The Tamsen Chronicles

A River That Lit An African City

When I worked in Dar es Salaam on Africa’s east coast as a foreign correspondent in 1954, this former German colonial stronghold was experiencing serious electric power shortages but no one in the city could be made to believe that a local river held the secret to their continuous blackouts.

The problem was that Dar es Salaam had experienced an unexpected rush of up-country Tanganyikans and migrants from Zanzibar and Pemba Islands. As a result, the city’s ancient power generator could not keep up with the demand for street and home lighting.

Whenever I found myself temporarily domiciled at Dar es Salaam’s Oyster Bay, I was often asked to provide the local Tanganyika Standard newspaper or its sister, The Sunday Mail, with an article entitled “With Oscar Around Dar es Salaam.”

On one such particular occasion, I decided to produce an article on the difficult power shortage and jokingly suggested that the almost 40-year wreck of an old WWl German battleship in the Rufiji River may provide an answer with the possible use of its main engines.

My glib tongue-in-cheek suggestion had followed research I had undertaken into the story of the German Kaiser’s highly favoured SMS Koningsberg launched as his pride and joy to do battle with the British in the Indian Ocean.

During my research, I had enquired into what armoury and equipment the Koningsberg had been fitted with and I detailed this in my article.

As soon as the Tanganyika papers had hit the streets, a couple of adventurous ex-British Defence Force personnel made it known that the Koningsberg should be thoroughly investigated to see whether its engines and power generators could be of use to the city with its many blackouts.

The Tanganyika Government soon became involved, and efforts were immediately made to try and resurrect the Koningsberg from its watery burial place many miles up the Rufiji River.

When I returned to Dar es Salaam some while later, I was greeted with the news that the Koningsberg’s heavy generator had been rescued, among other things, from the depths of the Rufiji River, had been cleaned up and was already providing the city with more of its much-needed additional electricity.

It turned out that, when the Koningsberg sank while in hiding up the Rufiji, it’s engine rooms immediately went below the river’s fresh waterline with less chance of becoming rusted.

The story of how the Koningsberg and one-time pride of the German Navy had been sunk by Allied forces is as good as that concerning the famous hunt for the Nazi’s Bismark battleship during WWll.

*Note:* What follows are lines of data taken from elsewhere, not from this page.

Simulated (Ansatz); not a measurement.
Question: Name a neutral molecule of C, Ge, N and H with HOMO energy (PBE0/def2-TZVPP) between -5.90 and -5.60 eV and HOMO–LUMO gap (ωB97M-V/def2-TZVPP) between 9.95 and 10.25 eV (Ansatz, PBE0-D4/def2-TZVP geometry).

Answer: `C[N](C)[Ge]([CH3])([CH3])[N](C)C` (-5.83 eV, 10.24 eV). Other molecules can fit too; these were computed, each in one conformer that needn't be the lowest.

In a nutshell, the British Royal Navy was pledged to find the Koningsberg which had been causing havoc to its vessels off the East African coast.

A couple of Royal Navy gunboats had finally intercepted the Koningsberg and had chased it along Tanganyika’s coastline until it had arrived at the mouth of the Rufiji. To the utter surprise of those aboard the British vessels, the Koningsberg made a dash up the largely unnavigable river.

Fearing a German trap, the British pursuers decided not to follow and to instead guard the river mouth to prevent the Koningsberg from making a sudden dash to relative freedom. I understand that several volleys of shells were fired to no effect up the river in the hope of immediately hitting and disabling the German vessel.

Unknown to the British sailors at sea, however, the Koningsberg’s captain managed to sail his battleship several miles up the Rufiji and well out of sight.

A further problem to the British was that the Rufiji was within the borders of Tanganyika which in those early days of WWl was still under German control as one of their African land possessions.

So desperate were the British to annihilate the Koningsberg as a danger to their shipping that they requested assistance from a White South African bush pioneer, one Phillipis Jacobus Pretorius. This man was immediately enlisted, was taken to Mafia Island near the Rufiji River with instructions to find the Koningsberg’s exact location so that the British could accurately aim a barrage of gun shells from just outside the river entrance.

This man became a South African military hero for taking a compass and morse code machine, trudging for days through thick African jungle to a point where he could provide the British with highly accurate navigation information.

The upshot of his heroic lone safari by foot was that the two British battleships were able to pinpoint the Koningsberg’s exact location and sink it in what is reported as having been one of the most deadly fusillades of WWl naval armoury.